3 Indians allege police abuse in Singapore riot case
Three Indian, facing charges in Singapore court for their alleged roles in December 8 riots here, have filed a formal complaint of police assault with the Internal Affairs Office (IAO) here, The Straits Times reported on Thursday.Updated: Jan 09, 2014 21:47 IST
Three Indian, facing charges in Singapore court for their alleged roles in December 8 riots here, have filed a formal complaint of police assault with the Internal Affairs Office (IAO) here, The Straits Times reported on Thursday.
The trio are IT product manager Arun Kaliamurthy, 28, who was visiting Singapore as a tourist when he was implicated in the riot, Rajendran Mohan, 25, and Ravi Arun Vengatesh, 24, who were working here but were alleged to have rioted.
The three alleged they were physically assaulted, and subjected to insults and threats, to get them to admit to their roles in the riot, Singapore's worst street violence in 40 years which left 39 Home Team/Police officers injured and 25 government vehicles damaged.
The three are out on bail. They were arrested from separate places after the riot, and are part of 25 Indian nationals facing court charges for rioting in Singapore's Little India, a precinct of Indian-origin businesses, eateries and pubs where South Asians working in Singapore spend their day off.

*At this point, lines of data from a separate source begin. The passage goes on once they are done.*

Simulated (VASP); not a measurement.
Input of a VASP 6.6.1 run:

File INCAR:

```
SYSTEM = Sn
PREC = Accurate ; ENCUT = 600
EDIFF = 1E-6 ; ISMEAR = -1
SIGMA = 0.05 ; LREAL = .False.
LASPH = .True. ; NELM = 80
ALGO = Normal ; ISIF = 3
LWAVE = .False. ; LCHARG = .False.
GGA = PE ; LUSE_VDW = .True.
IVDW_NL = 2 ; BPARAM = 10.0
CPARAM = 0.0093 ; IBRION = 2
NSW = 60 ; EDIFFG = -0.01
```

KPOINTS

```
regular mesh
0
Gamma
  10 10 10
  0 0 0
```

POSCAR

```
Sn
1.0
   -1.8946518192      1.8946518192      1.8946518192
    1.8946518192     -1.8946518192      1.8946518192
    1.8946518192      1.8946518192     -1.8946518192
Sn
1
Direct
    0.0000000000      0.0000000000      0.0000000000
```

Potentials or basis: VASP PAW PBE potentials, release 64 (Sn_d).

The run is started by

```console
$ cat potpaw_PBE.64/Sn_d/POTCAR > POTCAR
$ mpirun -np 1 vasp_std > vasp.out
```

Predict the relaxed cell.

Their lawyer, M. Ravi, urged a "fair and just" probe by the IAO into the allegations. The IAO is an independent unit of the Singapore Police Force that investigates disciplinary offences or crimes committed by officers during the course of their work. The IAO had taken statements from the three after they raised the allegations in court last month.
Rajendran had alleged that he was coerced to admit involvement in the riot, even if innocent, to accept blame "for the other Tamils who did indeed participate." The Straits Times cited Rajendran as saying that he was told if he did not confess, he would be "sent home in a body bag".
Arun said he was slapped and punched, including by a female officer.
Allegations of abuse first came up in court on December 17. Responding then, Singapore's Second Minister for Home Affairs, S. Iswaran, had said such claims were viewed seriously and would be investigated thoroughly.